Dream ideas from teachers in the field:

  • A device that helps ELL students understand syllabication in English (e.g., you say a word and a light flashes to represent the number of syllables)
  • Digital Divide conquering: a way to provide low-cost connectivity to students who lack connectivity in the home/some sort of inexpensive handheld device that students could transport between home and school that would enable students to continue working on their projects outside of school hours
  • A device that could attach to a SmartPhone, scan a word in text, pronounce the word and use the web to bring up an image of the word to illustrate meaning
  • Fraction blocks that can wirelessly communicate and work for adding unlike denominators/finding equivalencies.
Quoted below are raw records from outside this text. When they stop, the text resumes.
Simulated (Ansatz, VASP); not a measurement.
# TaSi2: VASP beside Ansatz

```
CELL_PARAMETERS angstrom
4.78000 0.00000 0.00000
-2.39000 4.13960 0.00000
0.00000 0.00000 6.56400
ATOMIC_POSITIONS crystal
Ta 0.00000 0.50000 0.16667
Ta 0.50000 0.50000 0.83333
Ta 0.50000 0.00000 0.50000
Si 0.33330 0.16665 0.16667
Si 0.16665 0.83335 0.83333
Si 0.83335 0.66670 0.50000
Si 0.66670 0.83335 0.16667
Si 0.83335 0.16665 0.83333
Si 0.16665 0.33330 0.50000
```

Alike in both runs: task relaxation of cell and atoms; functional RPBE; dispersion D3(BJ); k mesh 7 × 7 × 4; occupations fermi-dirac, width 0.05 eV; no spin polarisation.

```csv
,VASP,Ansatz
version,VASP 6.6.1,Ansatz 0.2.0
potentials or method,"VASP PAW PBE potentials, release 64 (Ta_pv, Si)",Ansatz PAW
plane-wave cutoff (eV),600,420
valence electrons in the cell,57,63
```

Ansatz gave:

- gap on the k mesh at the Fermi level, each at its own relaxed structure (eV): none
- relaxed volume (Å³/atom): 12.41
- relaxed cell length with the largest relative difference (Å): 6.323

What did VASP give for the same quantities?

I was thinking last night/this morning about the kinds of mathematical teaching tools we currently use in elementary ed, given that much of the conversation last night revolved around mathematics. Common items include:

  • counters. Students in grades K-1 count everything, all the time.
  • Unifix cubes. Students use these to count, measure, add and subtract. Students will frequently build "trains" of 10 cubes using 2 different colors, sets of 5 at a time to build understandings of 5 and 10 as benchmarks.
  • snap cubes. These are like Unifix cubes, but they are able to be combined in multiple directions, allowing students to build cubes or other shapes. They can also be used for addition and subtraction and have more uses with area/perimeter/volume.
  • Pattern blocks. Used for a variety of applications, including shape names, patterning, fractions and operations.
  • Base 10 blocks. Apparently, when these were originally developed, there were blocks to model bases 2-10. Only the 10 blocks seem to be in production still, but I would love to get my hands on other bases. Used mainly to teach place value.
  • Rulers, compasses, and protractors. Used to teach measurement.

Places kids get hung up in foundational mathematics:

  • place value (think more grouping/regrouping than "names of places")
  • subtraction
  • division
  • fractions
  • geometric logic, particularly with area/perimeter, transformations, and relationships among geometric figures

Thank you for taking on this challenge! Hope this is helpful!